Adobe is working on an emergency patch for its Flash Player after attackers are reportedly exploiting a critical flaw.

The vulnerability, CVE-2016-1019, affects Flash Player version 21.0.0.197 on Windows, Mac, Linux and Chrome OS, according to an advisory published on Tuesday.

The flaw is being actively exploited on Windows XP and 7 systems running Flash Player versions 20.0.0.306 and earlier.

“Successful exploitation could cause a crash and potentially allow an attacker to take control of the affected system,” it said.

A patch could be released as soon as Thursday.

A mitigation in Flash Player version 21.0.0.182 and above prevents the vulnerability from being exploited, Adobe said.

Flash Player is a favored target for cyberattackers since it runs on hundreds of millions of computers worldwide and vulnerabilities are frequently found.

On Windows and Mac OS X, Flash Player will regularly check for updates. But the update still must be installed, which some users may neglect to do.

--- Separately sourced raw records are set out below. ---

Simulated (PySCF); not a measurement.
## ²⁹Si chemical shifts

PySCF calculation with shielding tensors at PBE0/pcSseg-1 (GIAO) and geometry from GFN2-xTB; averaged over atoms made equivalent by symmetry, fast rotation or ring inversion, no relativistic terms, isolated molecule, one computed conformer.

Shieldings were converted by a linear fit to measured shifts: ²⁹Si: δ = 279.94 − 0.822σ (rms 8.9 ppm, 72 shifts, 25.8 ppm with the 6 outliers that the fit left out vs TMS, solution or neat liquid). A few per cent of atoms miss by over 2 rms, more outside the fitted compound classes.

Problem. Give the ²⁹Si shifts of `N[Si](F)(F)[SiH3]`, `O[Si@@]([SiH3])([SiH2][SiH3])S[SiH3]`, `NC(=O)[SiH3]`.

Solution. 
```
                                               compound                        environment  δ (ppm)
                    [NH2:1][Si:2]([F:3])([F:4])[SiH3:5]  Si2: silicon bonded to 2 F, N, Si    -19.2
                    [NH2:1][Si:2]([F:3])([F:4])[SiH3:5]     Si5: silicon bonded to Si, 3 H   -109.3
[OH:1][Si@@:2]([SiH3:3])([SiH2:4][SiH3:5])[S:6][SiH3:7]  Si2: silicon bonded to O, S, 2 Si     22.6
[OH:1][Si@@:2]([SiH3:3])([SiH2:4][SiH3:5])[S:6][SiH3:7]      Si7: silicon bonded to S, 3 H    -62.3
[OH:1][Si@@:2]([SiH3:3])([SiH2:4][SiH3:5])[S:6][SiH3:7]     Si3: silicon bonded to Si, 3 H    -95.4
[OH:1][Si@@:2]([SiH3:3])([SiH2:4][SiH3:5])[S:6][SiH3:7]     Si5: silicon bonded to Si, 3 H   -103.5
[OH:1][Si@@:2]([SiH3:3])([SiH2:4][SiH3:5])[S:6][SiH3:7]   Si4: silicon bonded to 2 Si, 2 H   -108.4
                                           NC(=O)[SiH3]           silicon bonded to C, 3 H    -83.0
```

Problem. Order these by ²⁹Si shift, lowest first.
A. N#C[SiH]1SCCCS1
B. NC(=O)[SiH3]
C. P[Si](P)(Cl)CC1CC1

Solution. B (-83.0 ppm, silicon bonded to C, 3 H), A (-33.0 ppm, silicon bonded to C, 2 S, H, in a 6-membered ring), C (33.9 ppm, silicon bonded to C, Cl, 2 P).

Adobe normally issues patches on the second Tuesday of the month, the same day as Microsoft, but issues emergency patches for particularly bad ones.

Adobe has been working for years to make Flash more secure through code reviews, but it has proven to be a mighty task for an application that’s nearly two decades old.

It has, however, seen the writing on wall. In December, Adobe acknowledged that HTML5 was the future of Web animations and built a product called Animate CC for developing content.